Christo Grozev, forced to flee Austria for his journalistic investigation of secret Russian operations, is the central focus of a dynamic and powerful story
Finally getting a release after the verdict in the Bulgarian spy-ring trial, James Jones’s gripping documentary takes open-source journalism website Bellingcat’s former lead investigator Christo Grozev as its main focus. But Grozev is just one of the many in Putin’s crosshairs, so the film opens out to cover several whistleblowers, dissidents and activists. Hopping between location-stamped world cities like a Hollywood thriller, the film has a Michael Mann-like dynamism and pathos in detailing the emotional cost of this defiance.
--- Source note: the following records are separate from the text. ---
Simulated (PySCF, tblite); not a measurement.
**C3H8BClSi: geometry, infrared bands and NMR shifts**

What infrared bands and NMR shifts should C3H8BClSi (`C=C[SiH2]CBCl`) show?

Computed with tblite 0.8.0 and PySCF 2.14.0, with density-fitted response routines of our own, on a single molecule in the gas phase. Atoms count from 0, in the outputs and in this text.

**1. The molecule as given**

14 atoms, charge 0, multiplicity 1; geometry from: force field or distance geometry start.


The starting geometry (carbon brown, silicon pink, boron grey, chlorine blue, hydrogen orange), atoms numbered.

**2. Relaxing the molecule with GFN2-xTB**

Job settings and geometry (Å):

After identifying hitmen and helping a whistleblower from Russia’s chemical weapons programme to flee to Europe, Grozev finds himself on a kill-list. Warned of an imminent threat, he is unable to return home to Vienna; exiled in New York, he impotently frets about his family’s safety. His doctor points out that, where most people’s stress levels fluctuate, his are unwaveringly high – even when asleep. His situation is better, though, than his friend Alexei Navalny or fellow dissident Vladimir Kara-Murza, both in Russian detention in 2023; Grozev is involved in attempts to negotiate prisoner swaps for both.